Croupiers Hone Their Skills At Casino School Photo by Christopher Furlong/Getty Images

The trade deadline remains the focus for many around the NHL - indeed it's only looming larger as the clock ticks down.

Nobody's quite sure what Don Sweeney has in his thoughts moving forward, but let's assume, as all the indications of talks with the Avalanche show, that the Bruins are buyers this deadline. What have they got to give up? Let's take a deep dive.

FORWARDS

This section is an intriguing one, because there are, frankly, many possibilities but, perhaps, not a monumental amount of value for many teams. We can safely assume that the names on the untouchables list include Patrice Bergeron, Brad Marchand, David Pastrnak, and David Backes (although the last one of those is there perhaps more by dint of his recent signing than actual untouchability merit). Behind them, though, anyone's possible. Matt Beleskey, David Krejci, Ryan Spooner...any one of these could legitimately be in play and would be relatively easy to justify in a move. The ever-changing cast that is the Bruins bottom six, too, is frankly all moveable, simply because while many parts of it are effective, none are irreplaceable.

Biggest trade piece: David Krejci

Most likely to move: Ryan Spooner, Matt Beleskey, Jimmy Hayes

DEFENCE

Unlike the forwards, defensively, at least among the players already settled in the NHL arena, the Bruins have the problem that whatever they might want to sell, no-one's really buying. Whilst Torey Krug and Brandon Carlo would doubtless attract a fair chunk of interest, moving them would see the Bruins weaken an already-stretched blueline-unless there's a blue-chip player coming back the other way to fill the gap, they shouldn't really be going anywhere. Zdeno Chara, too, is only likely to move if there's an absolute monster gain.

Players that the B's do want to move, like Adam McQuaid, Joe Morrow, and sundry other lower-pair defensemen, are likely not going to find many, if any, takers as the key piece of a deal. As supplementary pieces, they might sweeten the pot a little (particularly if B's find an analytics-focused team who are sucked in by McQuaid's impressive fancystats this season as a result largely of him playing with Krug). Colin Miller is another player who could attract some looks - it doesn't make a huge amount of sense to trade him, but if he's a player who'll make the difference in a trade, Sweeney will likely have no compunction in throwing Chiller in there.

Biggest chip: Brandon Carlo (unlikely to move, though)

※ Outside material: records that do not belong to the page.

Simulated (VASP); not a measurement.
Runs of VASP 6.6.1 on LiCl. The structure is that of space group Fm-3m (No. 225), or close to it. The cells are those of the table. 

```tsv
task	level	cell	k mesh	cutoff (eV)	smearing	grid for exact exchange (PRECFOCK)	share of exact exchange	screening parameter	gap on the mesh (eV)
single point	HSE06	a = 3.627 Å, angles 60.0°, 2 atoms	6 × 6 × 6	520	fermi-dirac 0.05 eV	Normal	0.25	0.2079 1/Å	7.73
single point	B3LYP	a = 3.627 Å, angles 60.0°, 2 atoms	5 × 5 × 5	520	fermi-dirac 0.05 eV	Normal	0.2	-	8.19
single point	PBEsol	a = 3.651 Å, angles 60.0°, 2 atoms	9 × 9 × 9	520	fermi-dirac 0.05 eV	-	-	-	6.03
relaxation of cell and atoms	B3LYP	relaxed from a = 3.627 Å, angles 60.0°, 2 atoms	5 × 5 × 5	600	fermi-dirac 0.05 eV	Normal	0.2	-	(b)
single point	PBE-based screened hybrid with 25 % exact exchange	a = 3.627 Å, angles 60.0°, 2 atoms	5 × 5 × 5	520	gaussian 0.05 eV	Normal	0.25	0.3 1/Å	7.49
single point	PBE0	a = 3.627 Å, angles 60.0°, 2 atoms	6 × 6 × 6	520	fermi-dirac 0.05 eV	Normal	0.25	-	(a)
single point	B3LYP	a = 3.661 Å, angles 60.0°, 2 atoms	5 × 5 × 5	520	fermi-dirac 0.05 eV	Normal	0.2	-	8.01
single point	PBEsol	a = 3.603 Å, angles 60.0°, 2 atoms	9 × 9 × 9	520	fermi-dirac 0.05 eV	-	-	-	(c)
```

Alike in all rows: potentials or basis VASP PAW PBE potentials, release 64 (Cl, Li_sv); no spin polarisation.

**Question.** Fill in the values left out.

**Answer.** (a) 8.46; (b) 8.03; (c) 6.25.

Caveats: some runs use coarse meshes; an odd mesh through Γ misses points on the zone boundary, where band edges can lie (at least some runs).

Most likely moved: Colin Miller, Adam McQuaid

Netminders

Here, the B's don't have anything. Which is probably a good thing, frankly, since they need to bring reinforcements in, if anything. Barring a truly miraculous waiver claim, the B's are going to end the season with the same goaltending they started with. In the case of Tuukka Rask, that's a very good thing. In the case of Anton Khudobin...maybe not so much.

PROSPECTS

Here, the cupboard for the Bruins is stacked. With names like Charlie McAvoy, Jeremy Lauzon, Danton Heinen, Zack Senyshyn and Jakub Zboril there are options everywhere for the B's to move.

The problem, again, is the return. McAvoy could be the next great defenseman in Boston and Lauzon, too, has some serious upside. Don't expect them to be moved unless there's something really, REALLY special coming the other way.

The AHL is perhaps a little looser in terms of genuinely attractive talent for other NHL teams, but there are names like Jake DeBrusk, Danton Heinen, Peter Cehlarik and others that could be thrown into deals as a sweetener.

In the NCAA ranks, it's all about Jacob Forsbacka-Karlsson in the forward ranks alongside McAvoy defensively. Anders Bjork of Notre Dame, too, might attract some interest. Further down the line, Trent Frederic is having a heck of a first year for the Wisconsin Badgers and could be a very useful chip as a quick cash-in for the B's if they sell high.

In Canadian juniors, Jesse Gabrielle and Zack Senyshyn are both turning into useful scorers who some teams might have their eyes on, and could certainly be used as levers in deals.

Biggest trade chip: Charlie McAvoy, Jakub Zboril

Most likely moved: Jakub Zboril

DRAFT PICKS

The Bruins are currently picking 20th in the first round, which, in a relatively weak draft, is probably not going to excite many.

However, with the exception of a 5th rounder, they have at least one pick in every round this year (two in the 7th) which gives them some more chips to play with.

Conclusion

The cupboard may not exactly be stacked, but there are definite possibilities for deals the Bruins can make without hurting themselves hugely - although a home-run deal will require either some truly hardcore negotiation or possibly some form of Jedi mind control.

One thing is for sure, the B's are going to have to give a lot to get a lot this deadline, so hunting for value is more of a priority than ever.